Reverse-engineering
The reverse-engineering function is used to import information into pre-existing or empty data models. Reverse engineering is a useful feature to facilitate the modeling and documentation of existing instances. After the reverse engineering has been performed, the user can enrich the model created, by filling descriptions, recording constraints that were not obvious from the stored data, documenting relationships, etc…
Hackolade supports the reverse engineer of different types of data sources:
- a JSON or YAML document: schema inference of JSON or YAML documents into a Hackolade Studio data model for any target
- a JSON Schema or YAML Schema: conversion of JSON Schema files into a Hackolade Studio data model for any target
- a Data Definition Language file (DDL): from Oracle, Microsoft SQL Server, MySQL, PostgreSQL, Hadoop Hive, Snowflake, Teradata
- an XSD schema file from another ER tool, such as erwin, ER/Studio, PowerDesigner, or other
- an Excel file template: first export a Hackolade model (even an empty one) to generate an Excel file for the target of your choice. Then you may bulk edit your model or create a new one before ingesting it back into the application.
- target-specific instances
This feature is also available via the Command-Line Interface.

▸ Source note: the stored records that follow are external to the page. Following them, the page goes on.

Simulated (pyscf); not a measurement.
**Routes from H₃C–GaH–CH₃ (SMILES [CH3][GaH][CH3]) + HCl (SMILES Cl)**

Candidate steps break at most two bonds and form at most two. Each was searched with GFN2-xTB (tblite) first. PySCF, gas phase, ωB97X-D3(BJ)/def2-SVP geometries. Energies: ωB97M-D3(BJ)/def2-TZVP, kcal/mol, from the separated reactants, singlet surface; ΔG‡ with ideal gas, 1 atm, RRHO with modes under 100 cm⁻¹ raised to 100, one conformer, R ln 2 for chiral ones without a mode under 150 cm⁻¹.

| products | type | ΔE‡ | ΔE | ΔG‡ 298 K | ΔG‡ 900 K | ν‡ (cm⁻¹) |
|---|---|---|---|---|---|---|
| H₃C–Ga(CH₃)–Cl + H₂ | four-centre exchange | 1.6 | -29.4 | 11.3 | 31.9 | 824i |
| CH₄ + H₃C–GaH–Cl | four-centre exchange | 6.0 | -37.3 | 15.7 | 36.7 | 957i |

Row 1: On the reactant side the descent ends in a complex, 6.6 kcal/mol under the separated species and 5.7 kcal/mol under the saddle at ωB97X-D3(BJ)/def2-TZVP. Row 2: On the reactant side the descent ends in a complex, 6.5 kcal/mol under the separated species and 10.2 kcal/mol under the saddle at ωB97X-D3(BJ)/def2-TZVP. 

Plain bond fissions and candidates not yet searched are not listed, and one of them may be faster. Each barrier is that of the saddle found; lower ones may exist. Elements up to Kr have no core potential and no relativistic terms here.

Reverse-engineering process
This process includes a series of steps outlined below. After going through the steps, the user is free to enrich the model for documentation purposes, and to generate forward-engineering scripts.
Choose the model target
Create a new model and select the target of your choice. The reverse-engineering process is fairly similar for all targets, with local nuances when needed. But the terminology and connection protocols can be very different.
Choose the reverse-engineering function
This screen will vary depending on the selected target.
Establishing a connection
The options here will vary depending on the selected target. Refer to the pages below to find the specific details. The images below refer to MongoDB.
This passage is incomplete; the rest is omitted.